Victims of chemical attacks in Syria file complaint with Swedish police


STOCKHOLM (Reuters) - Lawyers representing victims of chemical weapons attacks in Syria filed a criminal complaint with Swedish police on Monday, calling for an investigation into the role of officials in President Bashar al-Assad's government.

Allegations of war crimes can be investigated by Swedish police regardless of where they were committed.

Similar legal actions, taken by groups such as Civil Rights Defenders, the Syrian Center for Media and Freedom of Expression, Syrian Archive, and the Open Society Justice Initiative on behalf of victims have already been launched in Germany and France.

"The groups call on Swedish judicial authorities to open an investigation into these attacks, so that Syrian officials responsible for these war crimes can be put on trial under the principle of universal jurisdiction," the groups behind the legal action said in a statement.

The Syrian government denies ever using chemical weapons against its own civilians in the course of conflict with rebel forces. The conflict, which began in 2011, has largely subsided with Assad having regained control of most key territory with Russian and Iranian military support.

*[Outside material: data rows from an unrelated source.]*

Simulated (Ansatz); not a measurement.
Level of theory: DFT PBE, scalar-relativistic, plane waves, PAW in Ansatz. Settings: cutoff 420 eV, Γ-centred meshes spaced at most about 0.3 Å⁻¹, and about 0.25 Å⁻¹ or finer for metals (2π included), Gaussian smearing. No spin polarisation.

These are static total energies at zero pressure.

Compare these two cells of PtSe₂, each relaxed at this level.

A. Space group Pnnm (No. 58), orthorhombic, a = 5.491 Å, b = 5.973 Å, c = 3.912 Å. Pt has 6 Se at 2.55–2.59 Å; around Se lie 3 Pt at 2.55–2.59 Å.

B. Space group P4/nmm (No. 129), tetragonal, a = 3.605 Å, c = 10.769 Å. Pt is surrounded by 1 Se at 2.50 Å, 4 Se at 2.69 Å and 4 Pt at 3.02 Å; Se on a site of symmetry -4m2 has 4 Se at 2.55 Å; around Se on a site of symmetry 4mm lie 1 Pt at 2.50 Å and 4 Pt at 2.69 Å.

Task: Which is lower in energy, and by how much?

According to the complaint, the Syrian government used chemical weapons in attacks on the opposition-held towns of Ghouta in 2013 and Khan Sheikhoun in 2017. Hundreds of civilians, including children, were killed.

"In the ten years since the first assaults on pro-democracy protesters in Syria, the government has used chemical weapons more than 300 times to terrorize the civilian population," said Steve Kostas, a lawyer at the Justice Initiative.

"Swedish authorities can join their counterparts in France and Germany to jointly investigate the use of chemical weapons in Syria and demonstrate that there will be no impunity for the perpetrators of these crimes," he said in a statement.

A U.N.-commissioned investigation to identify those behind chemical attacks in Syria concluded in 2017 that Syrian government forces had used chlorine and sarin gas.

The first trial of suspected members of Assad's security services for crimes against humanity, including torture and sexual assault, began in a German court in April 2020.